A love letter to Matt Le Tissier, the greatest ever playground footballer

Outside of Southampton, there won’t have been many Saints players who had playground show-offs pretending to be them. Matt Le Tissier was the exception.

When you’re having a kickabout before school, tennis ball or flat size four screeching around the tarmac, you’ll often dream big. In the 90s that meant playing as Alan Shearer or Andy Cole when the pair were banging in goals for fun, while more recent three-and-in masters might opt for Ronaldo or Messi.

However, there has always been something intangible about the very best, a sense that – even as a six-year-old in the playground – those heights were unscalable. It wasn’t like this with Matt Le Tissier, though, and that’s what encouraged so many to idolise a man who you wouldn’t imagine could be one of the best in the country until you saw him with the ball at his feet.

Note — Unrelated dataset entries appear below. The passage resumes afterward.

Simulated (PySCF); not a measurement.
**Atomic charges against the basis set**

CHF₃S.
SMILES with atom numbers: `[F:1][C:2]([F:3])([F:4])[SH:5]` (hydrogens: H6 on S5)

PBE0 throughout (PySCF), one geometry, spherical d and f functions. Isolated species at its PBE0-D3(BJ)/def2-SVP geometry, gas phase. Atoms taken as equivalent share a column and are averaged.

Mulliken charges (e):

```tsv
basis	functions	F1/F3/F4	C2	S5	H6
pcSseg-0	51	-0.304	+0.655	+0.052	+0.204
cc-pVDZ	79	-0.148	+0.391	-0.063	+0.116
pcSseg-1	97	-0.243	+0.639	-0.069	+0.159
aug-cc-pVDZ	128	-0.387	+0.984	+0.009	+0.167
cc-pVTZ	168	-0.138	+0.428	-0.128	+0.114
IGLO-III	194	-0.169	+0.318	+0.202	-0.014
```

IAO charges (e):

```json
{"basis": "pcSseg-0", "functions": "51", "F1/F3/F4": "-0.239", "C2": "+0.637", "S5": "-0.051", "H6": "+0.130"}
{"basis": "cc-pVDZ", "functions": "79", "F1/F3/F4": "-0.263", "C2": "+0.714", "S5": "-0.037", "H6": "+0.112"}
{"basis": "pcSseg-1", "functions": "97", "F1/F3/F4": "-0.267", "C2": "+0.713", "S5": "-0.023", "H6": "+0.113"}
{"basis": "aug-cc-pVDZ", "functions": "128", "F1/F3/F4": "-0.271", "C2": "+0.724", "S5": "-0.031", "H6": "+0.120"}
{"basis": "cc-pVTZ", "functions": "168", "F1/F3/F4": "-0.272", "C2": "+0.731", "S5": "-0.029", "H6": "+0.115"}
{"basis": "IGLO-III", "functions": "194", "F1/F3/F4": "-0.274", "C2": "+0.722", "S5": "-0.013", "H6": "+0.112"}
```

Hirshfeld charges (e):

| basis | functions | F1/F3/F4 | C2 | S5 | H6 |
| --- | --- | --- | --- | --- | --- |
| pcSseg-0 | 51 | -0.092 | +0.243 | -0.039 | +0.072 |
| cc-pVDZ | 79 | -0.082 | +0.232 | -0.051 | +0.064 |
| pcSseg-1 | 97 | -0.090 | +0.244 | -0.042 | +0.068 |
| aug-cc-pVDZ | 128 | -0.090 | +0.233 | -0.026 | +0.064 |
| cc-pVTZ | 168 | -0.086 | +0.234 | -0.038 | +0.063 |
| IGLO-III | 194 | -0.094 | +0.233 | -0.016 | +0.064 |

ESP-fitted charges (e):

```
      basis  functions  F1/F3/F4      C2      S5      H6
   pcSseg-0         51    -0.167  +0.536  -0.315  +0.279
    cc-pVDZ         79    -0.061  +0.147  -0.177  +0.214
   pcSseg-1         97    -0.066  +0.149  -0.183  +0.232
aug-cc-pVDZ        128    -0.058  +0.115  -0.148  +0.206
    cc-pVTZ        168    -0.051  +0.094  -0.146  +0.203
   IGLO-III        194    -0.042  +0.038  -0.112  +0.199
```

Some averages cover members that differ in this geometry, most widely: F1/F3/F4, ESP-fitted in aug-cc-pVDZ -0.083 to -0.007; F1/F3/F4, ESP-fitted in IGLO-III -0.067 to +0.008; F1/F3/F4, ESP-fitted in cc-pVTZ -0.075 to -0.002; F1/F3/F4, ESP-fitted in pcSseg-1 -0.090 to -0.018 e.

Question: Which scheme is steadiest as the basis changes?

Certain footballers can look like they belong to an era: Ronaldo and Michael Owen lent themselves to the late-90s genre of pacy goalscorer, while the trickery of players like Jadon Sancho and Callum Hudson-Odoi feels very 2019.

Matt Le Tissier, however, solely belonged to Matt Le Tissier.

With a lot of his contemporaries, you could centre in on their quality by identifying them as the best at doing a certain thing, be it reading the game from the back, dribbling past a defender or finishing from any and every position.

Le Tissier’s brilliance came from being the best around at the other bits. The things which other players couldn’t do, and in many cases didn’t even need to do.

The best footballers in the world could get by without doing any of the things he was good at, and football could comfortably have survived and thrived without him existing, but that is what made Le Tissier – and the goals he scored – so much more vital than anyone could feasibly explain.

If you were an impressionable kid, you’d try to replicate the things you saw on TV in the playground. Le Tissier would try to replicate the playground moments on TV.

This goal against Wimbledon was the kind of thing you sense you’d never see on-screen unless he made it happen, testing the boundaries of what you were even allowed to do on a football pitch. Was it within the spirit of the game? It didn’t matter, as long as it was in the spirit of his game.

 

If you had to pick a saying to summarise Le Tissier’s treatment of his opponents, it would surely be, “It’s easier to ask for forgiveness than permission.”

The disrespect with which he treats those in his wake carried the permanent air of a man thinking, “I can’t believe they keep letting me get away with this,” with the approach forcing him to push boundaries that bit further to see just how much more it would take for opponents to actively down tools and start kicking the shit out of him.

Somehow, the presence of thousands of fans and many more watching TV offered him a kind of implied protection: if you did a lot of what he did in a kickabout with friends, you’d need to find new friends.

His goal of the season winner in the 1994-95 season was one such example, where if you zoom in on Blackburn goalkeeper Tim Flowers you can see him say, “Come on mate, that was just unnecessary.”

That was Le Tissier, though. ‘Necessary’ was never a consideration, and showing off was a way of life rather than an occasional thing. It didn’t matter that his team lost this game – the following season, he would score a hat-trick in a 4-3 defeat – as long as the eventual champions would be able to look at his strike as the one marginal blot on a phenomenal season.

When you look at someone like Le Tissier, a man for whom chipping Peter Schmeichel barely registers on the highlight reel, it’s hard to settle on one standout goal.

However, among all the moments of genius, one moment stands out as, if not Le Tissier’s best goal, his most on-brand.

It came against Newcastle United in 1993, and it’s the kind of goal no one else would think to try, let alone execute. Even the individual components are beyond most players.

“There’s a lot that goes through your mind that happens pretty instinctively – or at least they did for me on a football pitch. It’s only when you look back and think, ‘Blimey, there was a lot that went into that,’” Le Tissier told The Guardian when reflecting on the goal years later, and that manner of reflection tells you a lot of what you need to know about him.

He was always the sort of player who you felt would think about his achievements more deeply after the fact, as if doing so while in motion would simply spoil the magic. As if the instinct served to power itself.

Le Tissier scored more than 200 goals in his career, but none of them in an England shirt.

It was as if any attempt to move his oeuvre away from Southampton would diminish its power, that the red and white striped shirt accentuated anything and everything he did.

When you played as Le Tissier in the playground, it wasn’t as the England version. You were smart enough, even then, to know how these things worked.